The individual mandate in Obamacare is unconstitutional

By Sen. Orrin G. Hatch

Published: Monday, Dec. 20 2010 12:00 a.m. MST

Judge Henry Hudson's ruling striking down Obamacare's individual insurance mandate shows what a year and a few constitutional principles can accomplish. A year ago, liberal politicians and pundits scoffed at the mere suggestion that there was anything the federal government could not do. Today, Judge Hudson is only the first federal judge to say that, yes, the Constitution sets real limits on Congress.

Liberty requires limits on government, limits that government itself does not control. Congress' authority to pass legislation, for example, must come from at least one of the powers listed in Article I of the Constitution. Those powers, however, do not mean whatever Congress wants them to mean. Our liberty requires that the Constitution control Congress, not the other way around.

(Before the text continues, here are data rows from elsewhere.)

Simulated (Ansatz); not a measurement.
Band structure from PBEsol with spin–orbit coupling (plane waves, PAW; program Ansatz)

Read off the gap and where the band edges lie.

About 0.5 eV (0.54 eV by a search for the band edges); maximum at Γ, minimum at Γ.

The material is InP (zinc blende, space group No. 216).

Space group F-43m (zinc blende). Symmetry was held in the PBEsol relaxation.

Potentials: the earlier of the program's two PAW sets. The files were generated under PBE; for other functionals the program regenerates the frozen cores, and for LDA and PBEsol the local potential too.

The constitutional question is whether any of these enumerated powers authorize Congress to require that individuals purchase health insurance or pay a fine. The only potential candidates are the power to tax and the power to regulate interstate commerce. Last year, to get the legislation passed, liberals denied that the fine is a tax and made sure that the law calls it a "penalty" and exempts those failing to pay it from the punishment that applies to tax evaders. But today, to defend the legislation in court, the Obama administration argues that the penalty is a tax after all. Judge Hudson called this disingenuous argument "a transparent afterthought" and no court has agreed with it; some have declined to address it at all.

The only enumerated power that anyone seriously argues can justify the insurance mandate is the power to regulate interstate commerce. The Constitution gives Congress the power to regulate interstate "commerce," which the Supreme Court in 1824 defined in terms of commercial and related activity. In the 1930s, the Supreme Court expanded this category to include activities that substantially affect interstate commerce. Every commerce clause case ever decided by the Supreme Court, or by any federal appeals court for that matter, has involved an activity in which individuals chose to engage.

The Obamacare insurance mandate is not in this category at all. Rather than regulating activity in which individuals choose to engage, Obamacare regulates the decision itself. Rather than a person's choice triggering the regulation, Obamacare make the choice for them. Even the first judge to uphold the insurance mandate called this "an issue of first impression" and distinguished between economic activity and economic decisions. Before Judge Hudson, the Obama administration argued that "economic decisions" are "economic actions" that can be regulated. Reacting to Judge Hudson's ruling, Stephanie Cutter wrote on the White House blog that the law seeks to regulate "economic decision making."